Governor Cuomo’s acting tax commissioner took heat from Democrats and Republicans in the legislature over delays in the STAR rebate program. The hearing was interrupted by protesters who want higher taxes on millionaires.
Lawmakers changed the rules of the STAR school property tax rebates so that new homeowners would get their rebates by the end of September, in order to use them towards their tax bills. That was September of 2016. It’s now February of 2017, now five months later, and some Senators and Assemblymembers say they are hearing from constituents who still have not received their money. Seniors citizens eligible for an enhanced STAR tax credit worth an average of $750 have also not been mailed their checks.
Senate Finance Committee Chair Kathy Young, from Olean, called it a “debacle”.
Senator Jim Tedisco, a Republican from Schenectady, asked the acting tax commissioner, Noni Manion, during a budget hearing, why the checks have been so slow to arrive. He says his staff, along with “throngs” of constituents, have tried, to no avail, to get answers.
“All of us get three words,” said Tedisco. “It’s ‘we don’t know’.”
Manion responded that it’s complicated.
“We feel the pain of not being able to answer questions,” said Manion, who said local governments were partly to blame, for not getting tax information to the state quickly enough. She also blamed a lack of good data from local school districts.
Tedisco, and other lawmakers asked whether taxpayers owed the rebates could receive interest on the late payments and whether those owed money could pay their taxes later than the April 15 deadline this spring.
“I’m pretty sure if one of my constituents calls up and says ‘I’m 30 days late but my dog ate my application and my tax filing, or I accidently put it in the fireplace to start a fire’, that’s not going to work,” said Tedisco. “They’re going to pay interest aren’t they?”
“Yes,” Manion admitted.
New York currently does not have an actual tax commissioner. The former commissioner, Jerry Boone, abruptly resigned last September and has not been replaced.
EJ McMahon, with the fiscally conservative Empire Center, who also testified, says the real issue is that the STAR rebate checks are poorly conceived.

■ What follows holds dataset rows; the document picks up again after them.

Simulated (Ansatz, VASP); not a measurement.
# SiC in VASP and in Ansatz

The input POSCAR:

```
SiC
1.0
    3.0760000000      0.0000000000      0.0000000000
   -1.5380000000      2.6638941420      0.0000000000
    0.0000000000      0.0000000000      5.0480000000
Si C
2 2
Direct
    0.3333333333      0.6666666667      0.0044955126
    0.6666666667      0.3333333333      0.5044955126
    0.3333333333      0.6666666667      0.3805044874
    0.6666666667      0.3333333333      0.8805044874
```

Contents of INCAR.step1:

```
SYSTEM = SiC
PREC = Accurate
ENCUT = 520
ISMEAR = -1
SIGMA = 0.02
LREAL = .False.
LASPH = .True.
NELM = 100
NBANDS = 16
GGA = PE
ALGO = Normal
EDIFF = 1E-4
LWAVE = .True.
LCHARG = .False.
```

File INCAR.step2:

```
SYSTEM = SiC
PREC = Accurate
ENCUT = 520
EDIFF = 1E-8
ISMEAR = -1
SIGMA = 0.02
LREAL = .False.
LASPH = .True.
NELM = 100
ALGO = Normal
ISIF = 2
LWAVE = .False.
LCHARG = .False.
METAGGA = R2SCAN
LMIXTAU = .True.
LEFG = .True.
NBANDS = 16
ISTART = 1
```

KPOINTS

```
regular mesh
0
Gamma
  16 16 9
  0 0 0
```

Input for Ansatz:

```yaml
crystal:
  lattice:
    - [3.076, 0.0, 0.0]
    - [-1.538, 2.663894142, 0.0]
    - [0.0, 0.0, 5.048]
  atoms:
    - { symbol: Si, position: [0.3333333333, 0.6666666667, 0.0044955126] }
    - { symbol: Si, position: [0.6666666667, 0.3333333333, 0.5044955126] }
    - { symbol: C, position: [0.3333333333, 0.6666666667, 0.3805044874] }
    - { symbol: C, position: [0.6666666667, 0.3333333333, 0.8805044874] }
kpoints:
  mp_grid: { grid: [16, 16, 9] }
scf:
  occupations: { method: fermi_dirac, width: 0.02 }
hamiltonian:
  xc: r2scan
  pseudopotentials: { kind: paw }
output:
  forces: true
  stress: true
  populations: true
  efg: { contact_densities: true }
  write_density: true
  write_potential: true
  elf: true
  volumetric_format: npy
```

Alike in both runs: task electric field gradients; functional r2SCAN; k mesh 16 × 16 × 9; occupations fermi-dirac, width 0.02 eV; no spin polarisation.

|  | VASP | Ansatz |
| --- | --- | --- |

“That’s a really bad example of tax policy,” said McMahon, who praised lawmakers for agreeing to an actual tax cut for middle-income earners.
The middle-class tax cut, approved last year, begins phasing in in the new budget and would be fully implanted in 2020.
Meanwhile, the Senate Committee on Investigations has begun an inquiry into the delayed checks. It’s asking how many people have applied for the checks, what is the average time to process the requests, and when does the tax department expect all of the checks to finally be in the mail. Acting Commissioner Manion has until February 17th to provide an answer.